Reported Exposures in Asia

Information provided to date by financial institutions in the region points to limited direct exposure to the U.S. subprime market and structured debt products. This limited exposure reflects a combination of factors, namely, Asian financial institutions are relatively unsophisticated compared with their counterparts in the developed countries and therefore less likely to purchase these products; prudential regulations have steered investments toward high-grade instruments; and relatively high domestic yields in some countries in the region have lessened the need to “search for yield” by investing elsewhere. However, these data are mostly self-reported and, given the complexity of some of the financial instruments involved, classification of exposures may not always be straightforward. Moreover, the situation remains fluid as the downgrading of credit tranches by rating agencies is ongoing.
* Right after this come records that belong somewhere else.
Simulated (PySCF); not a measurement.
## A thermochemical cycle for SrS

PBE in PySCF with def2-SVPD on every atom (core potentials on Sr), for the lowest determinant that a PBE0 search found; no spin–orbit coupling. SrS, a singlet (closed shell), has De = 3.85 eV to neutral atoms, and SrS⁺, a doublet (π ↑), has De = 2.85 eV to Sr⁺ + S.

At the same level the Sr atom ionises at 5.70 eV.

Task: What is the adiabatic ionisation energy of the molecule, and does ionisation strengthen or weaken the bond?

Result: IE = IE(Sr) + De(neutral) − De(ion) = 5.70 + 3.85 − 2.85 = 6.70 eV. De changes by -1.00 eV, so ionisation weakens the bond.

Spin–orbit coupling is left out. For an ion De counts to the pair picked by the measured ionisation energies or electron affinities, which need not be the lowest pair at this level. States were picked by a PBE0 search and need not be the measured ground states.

Regarding exposure to U.S. subprime debt, available information shows that banks in India, Indonesia, Malaysia, and Thailand have virtually no direct exposure. Banks in China, Hong Kong SAR, Japan, Korea, and Singapore have reported some exposure but this is small compared with the size of their balance sheets and appears manageable given strong earnings.8 In Australia, a number of banks were required to provide liquidity to bail out conduits that could not fund themselves in the asset-backed commercial paper market, while in New Zealand five small consumer finance companies went into receivership. Insurance companies in Taiwan Province of China and some regional banks in Japan reported losses, but in both cases the magnitude was small and not considered systemic. A similar story holds for holdings of structured debt products by financial entities in the region.9

Turning to hedge funds, Asian-focused funds generally fared well in the recent turbulence. This reflects less complex trading strategies (primarily long-short equity) and some move toward cash positions as a precautionary measure, including to address possible redemption pressures as value-atrisk has increased. Moreover, leverage levels reported by Hong Kong SAR–based hedge funds are considered low––40 percent of funds are not leveraged––and industry groups report that levels decreased further recently (Securities and Futures Commission, 2006b). On market structure, it is noteworthy that despite rapid growth in recent years, hedge funds in the region have mostly been operating from Hong Kong SAR and Singapor—two well-regarded financial centers—with the industry at the regional level still relatively small compared with the United States and the United Kingdom (Box 1.4, p. 15).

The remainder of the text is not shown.